I've been searching for a binary operation that is distributive over addition but not commutative on $\mathbb{R}$; to be more exact I want to have $$a(b+c)=ab+ac$$ $$(a+b)c=ac+bc$$ for all $a,b,c \in \mathbb{R}$ and also that $\exists a,b \in \mathbb{R};$ $ab\neq ba$.
I've found that $a.0=0.a=0$ and also $(-a)b=a(-b)=-(ab)$ and similar properties by plugging real numbers in; but that's it. I also tried constructing this operation using addition, multiplication, subtraction and division but I failed since it seems like there has to be symmetry; but with symmetry comes commutativity.
As an additive group, $\mathbb{R}$ is just isomorphic to a direct sum of $2^{\aleph_0}$ copies of $\mathbb{Q}$ (since it is a $\mathbb{Q}$-vector space so you can pick a basis). In particular, $\mathbb{R}\cong\mathbb{R}^4$ as additive groups. But there is an easy distributive and noncommutative operation on $\mathbb{R}^4$, namely matrix multiplication of $2\times 2$ matrices. So, transporting this operation along the additive isomorphism $\mathbb{R}\cong\mathbb{R}^4$ you get such an operation on $\mathbb{R}$.

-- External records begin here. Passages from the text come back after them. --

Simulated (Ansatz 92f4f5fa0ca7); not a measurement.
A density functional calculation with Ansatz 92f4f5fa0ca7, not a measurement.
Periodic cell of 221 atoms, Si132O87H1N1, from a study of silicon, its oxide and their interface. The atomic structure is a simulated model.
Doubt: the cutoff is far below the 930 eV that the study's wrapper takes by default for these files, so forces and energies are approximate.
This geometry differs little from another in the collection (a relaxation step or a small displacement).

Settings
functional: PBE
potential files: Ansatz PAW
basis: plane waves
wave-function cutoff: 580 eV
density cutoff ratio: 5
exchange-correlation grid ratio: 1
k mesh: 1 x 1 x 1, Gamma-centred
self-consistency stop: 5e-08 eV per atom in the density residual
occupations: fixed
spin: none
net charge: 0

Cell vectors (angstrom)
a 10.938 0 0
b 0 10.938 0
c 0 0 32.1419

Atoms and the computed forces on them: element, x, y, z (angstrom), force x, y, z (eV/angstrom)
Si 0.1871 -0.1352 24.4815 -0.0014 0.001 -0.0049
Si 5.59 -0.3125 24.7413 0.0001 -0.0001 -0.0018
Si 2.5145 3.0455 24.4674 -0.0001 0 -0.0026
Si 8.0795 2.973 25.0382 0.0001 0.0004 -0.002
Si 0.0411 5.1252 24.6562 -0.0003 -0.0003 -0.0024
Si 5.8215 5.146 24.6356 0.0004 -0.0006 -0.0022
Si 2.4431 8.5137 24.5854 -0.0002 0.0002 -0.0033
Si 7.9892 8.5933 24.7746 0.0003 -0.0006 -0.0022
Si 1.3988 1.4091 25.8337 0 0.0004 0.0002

This is highly nonconstructive, since you can't actually write down a basis for $\mathbb{R}$ over $\mathbb{Q}$ or an additive isomorphism $\mathbb{R}\cong\mathbb{R}^4$. In fact, it is impossible to prove the existence of such a binary operation on $\mathbb{R}$ without using the axiom of choice. This follows from the fact that there exists a model of ZF in which every additive homomorphism $\mathbb{R}\to\mathbb{R}$ is given by multiplication by a real number. So, if you have your binary operation $*$, for each $a\in\mathbb{R}$, the map $b\mapsto a*b$ is an additive homomorphism and thus must have the form $a*b=f(a)b$ for some $f(a)\in\mathbb{R}$. But now the other distributive law says that $a\mapsto f(a)$ is a homomorphism, so it is multiplication by some constant $c\in \mathbb{R}$. That is, your multiplication must have the form $a*b=cab$ for a constant $c$, which is commutative.